When you begin to feel like you are a tough guy, a warrior, a master of the martial arts or that you have lived a tough life, just take a moment and get some perspective with the following:
I've stopped knives that were coming to disembowel me
I've clawed for my gun while bullets ripped past me
I've dodged as someone tried to put an ax in my skull
I've fought screaming steel and left rubber on the road to avoid death
I've clawed broken glass out of my body after their opening attack failed
I've spit blood and body parts and broke strangle holds before gouging eyes
I've charged into fires, fought through blizzards and run from tornados
I've survived being hunted by gangs, killers and contract killers
The streets were my home, I hunted in the night and was hunted in turn
Please don't brag to me that you're a survivor because someone hit you. And don't tell me how 'tough' you are because of your training. As much as I've been through I know people who have survived much, much worse. - Marc MacYoung
WARNING, CAVEAT AND NOTE
The postings on this blog are my interpretation of readings, studies and experiences therefore errors and omissions are mine and mine alone. The content surrounding the extracts of books, see bibliography on this blog site, are also mine and mine alone therefore errors and omissions are also mine and mine alone and therefore why I highly recommended one read, study, research and fact find the material for clarity. My effort here is self-clarity toward a fuller understanding of the subject matter. See the bibliography for information on the books. Please make note that this article/post is my personal analysis of the subject and the information used was chosen or picked by me. It is not an analysis piece because it lacks complete and comprehensive research, it was not adequately and completely investigated and it is not balanced, i.e., it is my personal view without the views of others including subject experts, etc. Look at this as “Infotainment rather then expert research.” This is an opinion/editorial article/post meant to persuade the reader to think, decide and accept or reject my premise. It is an attempt to cause change or reinforce attitudes, beliefs and values as they apply to martial arts and/or self-defense. It is merely a commentary on the subject in the particular article presented.
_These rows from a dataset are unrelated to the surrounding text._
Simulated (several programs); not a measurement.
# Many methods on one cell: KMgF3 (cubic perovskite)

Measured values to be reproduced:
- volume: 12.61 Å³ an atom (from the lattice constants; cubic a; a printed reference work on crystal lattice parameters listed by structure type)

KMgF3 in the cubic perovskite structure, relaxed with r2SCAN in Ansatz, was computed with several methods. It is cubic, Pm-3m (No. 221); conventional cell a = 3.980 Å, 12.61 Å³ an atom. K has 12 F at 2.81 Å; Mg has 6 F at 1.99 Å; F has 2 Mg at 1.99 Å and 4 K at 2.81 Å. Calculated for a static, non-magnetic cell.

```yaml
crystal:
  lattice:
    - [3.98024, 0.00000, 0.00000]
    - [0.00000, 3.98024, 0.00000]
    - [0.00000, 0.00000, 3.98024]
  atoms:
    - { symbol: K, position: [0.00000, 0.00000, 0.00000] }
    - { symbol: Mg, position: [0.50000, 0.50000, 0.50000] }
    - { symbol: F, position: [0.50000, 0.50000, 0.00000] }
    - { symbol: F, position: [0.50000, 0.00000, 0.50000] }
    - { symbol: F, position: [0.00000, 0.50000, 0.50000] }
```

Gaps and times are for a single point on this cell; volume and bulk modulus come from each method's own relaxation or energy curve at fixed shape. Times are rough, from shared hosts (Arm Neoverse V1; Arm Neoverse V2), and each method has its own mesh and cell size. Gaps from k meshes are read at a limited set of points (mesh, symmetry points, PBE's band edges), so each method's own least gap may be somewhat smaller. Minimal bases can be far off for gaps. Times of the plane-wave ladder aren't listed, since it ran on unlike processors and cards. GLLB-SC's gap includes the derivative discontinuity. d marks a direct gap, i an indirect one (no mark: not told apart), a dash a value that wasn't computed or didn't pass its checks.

Note: I will endevor to provide a bibliography and italicize any direct quotes from the materials I use for this blog. If there are mistakes, errors, and/or omissions, I take full responsibility for them as they are mine and mine alone. If you find any mistakes, errors, and/or omissions please comment and let me know along with the correct information and/or sources.
“What you are reading right now is a blog. It’s written and posted by me, because I want to. I get no financial remuneration for writing it. I don’t have to meet anyone’s criteria in order to post it. Not only I don’t have an employer or publisher, but I’m not even constrained by having to please an audience. If people won’t like it, they won’t read it, but I won’t lose anything by it. Provided I don’t break any laws (libel, incitement to violence, etc.), I can post whatever I want. This means that I can write openly and honestly, however controversial my opinions may be. It also means that I could write total bullshit; there is no quality control. I could be biased. I could be insane. I could be trolling. … not all sources are equivalent, and all sources have their pros and cons. These needs to be taken into account when evaluating information, and all information should be evaluated.” - God’s Bastard, Sourcing Sources
“You should prepare yourself to dedicate at least five or six years to your training and practice to understand the philosophy and physiokinetics of martial arts and karate so that you can understand the true spirit of everything and dedicate your mind, body and spirit to the discipline of the art.” - cejames
“All I say is by way of discourse, and nothing by way of advice. I should not speak so boldly if it were my due to be believed.” - Montaigne
If we both make the relationship with our self strong and impervious to outside influences and stimuli that we have no need to act violently. Loss of control, ours or the opponents, determines this.
If we gain and maintain control of ourselves then how can we enter a conflict or be forced to enter into conflict, situations that lead to conflict and reaction to stimuli that takes us to conflict.
I Ching and many other classics teach us to first see ourselves as we truly are, to learn about our strengths and weaknesses and build a relationship to the self first and foremost before we attempt to achieve balance in life and with others. If we do this then we have the strength and resolve to avoid and deflect all situations and stimuli that could control us.
To achieve control we first must achieve control over our minds. The mind effects the body so the next step is to establish control over our bodies. By achieving this we control ourselves so well that our mind and body CANNOT be controlled by another mind/body, an opponent.
If we control our mind and body then aggression and/or aggressive behavior cannot assume control over us. We have and always will have that control if we wish to have it. Our control is only lost when we allow others to take control of us be it a snarky comment or an overt act perceived by OUR MIND as some slight, etc. See, we control everything. Nothing as to our control be it ours to manage or theirs to mismanage, the control is ours if we practice and train to control ourselves, the mind and body.
We humans find that they do not have control they seek to gain it back yet they tend to seek that ability outside of themselves. Expectations of others is always going to provide us the excuse to remain out of control. Only by seeking help within ourselves can we truly find freedom and control of the mind and body. This is one of the main benefits of martial training and practice!
No where else is it more evident than in martial training then the mind-body relationship to achieve control over the self. Martial arts are geared toward first achieving victory over the self before victory over our opponents. It fails us if we don't establish self control first for to apply martial principles and techniques requires self-discipline and a high degree of self-control. Martial arts will let you know quickly and painfully that you or your associate have lost control, it hurts when that happens.
To affect your opponent is not the point of martial arts, to maintain control of yourself is the corner stone of the martial arts.
Perlman, Steven J. "The Book of Martial Power: The Universal Guide to the Combative Arts." New York. The Overlook Press. 2006.